Third Parties (Rights Against Insurers) Act 1930 Flashcards
In a situation where A suffers a loss, caused by B and B is insured by C. A would normally sue B and B would make a claim on his insurance and C would pay out - the insurance sums would go to A.
But what happens if B is insolvent?
The insurance policy forms a contract between the insured and the insurer, and therefore, normal rules of privity of contract exclude the possibility of a relevant claim on the policy by third parties who have suffered a loss caused by the conduct of the insured. Not being parties to the contract, third parties have no right to sue under the policy, even if the policy is taken out by the insured with the express purpose of covering such a liability.
Under the common law: as a result of privity of contract, A could not go directly after C (since he isn’t party to the insurance contract). The sum would be paid from C to B and since B is bankrupt it would go to the trustee in bankruptcy, thus it is very unlikely that this sum of money would reach C.
How does the Third Parties (Rights Against Insurers) Act 1930 remedy this?
⁃ It enables the third party, A, who has a valid claim against the insured to proceed directly against the insurer (s1(1)). It thus operates as a statutory assignation of the insured’s rights under the insurance policy to the injured third party, giving that third party a preferred status in comparison with the insured’s other general creditors.
- NB because the Act operates as a statutory form of assignation, the third party can obtain no better right against the insurer than that of the original insured. The third party “stands in the shoes” of the insured in any action against the insurer. So the insured’s liability to the third party MUST be established before the third party has any right under the Act [Saunders v Royal Insurance Plc 1998]. Similarly, any defence that could have been raised by the insurer against the insured can be raised by the third party.

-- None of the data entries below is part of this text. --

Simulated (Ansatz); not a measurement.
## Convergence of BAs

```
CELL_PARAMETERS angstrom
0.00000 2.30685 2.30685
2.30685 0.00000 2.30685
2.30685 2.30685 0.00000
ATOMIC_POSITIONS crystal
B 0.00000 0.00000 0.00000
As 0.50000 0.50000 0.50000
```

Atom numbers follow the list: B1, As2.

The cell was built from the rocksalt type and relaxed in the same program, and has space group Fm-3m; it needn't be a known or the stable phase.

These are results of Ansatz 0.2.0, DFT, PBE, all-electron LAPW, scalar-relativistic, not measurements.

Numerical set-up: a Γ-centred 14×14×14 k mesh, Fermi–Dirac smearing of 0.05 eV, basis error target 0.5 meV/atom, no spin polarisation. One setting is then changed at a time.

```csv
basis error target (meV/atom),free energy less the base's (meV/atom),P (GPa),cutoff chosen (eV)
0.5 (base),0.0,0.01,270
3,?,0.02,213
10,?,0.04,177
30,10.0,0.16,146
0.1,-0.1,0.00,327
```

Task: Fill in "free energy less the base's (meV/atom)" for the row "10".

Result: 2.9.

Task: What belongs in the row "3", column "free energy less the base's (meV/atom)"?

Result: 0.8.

What is the principle in Tarbuck v Avon Insurance Plc [2001]?
The Act only protects third party’s rights where he has suffered a loss through either the negligence of, or a breach of contract by, the insured — not legal fees
What is the assignatus utitur jure auctoris principle?
The assignee can obtain no better right under the insurance policy than the insured
Post Office v Norwich Union Fire Insurance [1967]
However there are some difficulties with the 1930 Act (so while it is helpful, there are many hurdles in certain circumstances):
⁃ It was held that if the insolvent insured’s liability to the third party is illiquid or unascertained (e.g. There isn’t a decree saying that B has caused the loss) then the third party must obtain the leave of the court to sue the insured. Then the third party must sue the insured to determine liability against the insured, then the third party can seek to recover the sum directly from the insurer.
What is new under the Third Parties (Rights against Insurers) Act 2010?
There is a new Third Parties (Rights against Insurers) Act 2010 which exists but is not yet in force. This will change some aspects of the law regarding a third party’s ability to seek direct recovery from the wrongdoer’s insurer (i.e. to remedy situations like in Post Office: under the new Act the third party will be entitled to pursue the insurer directly.)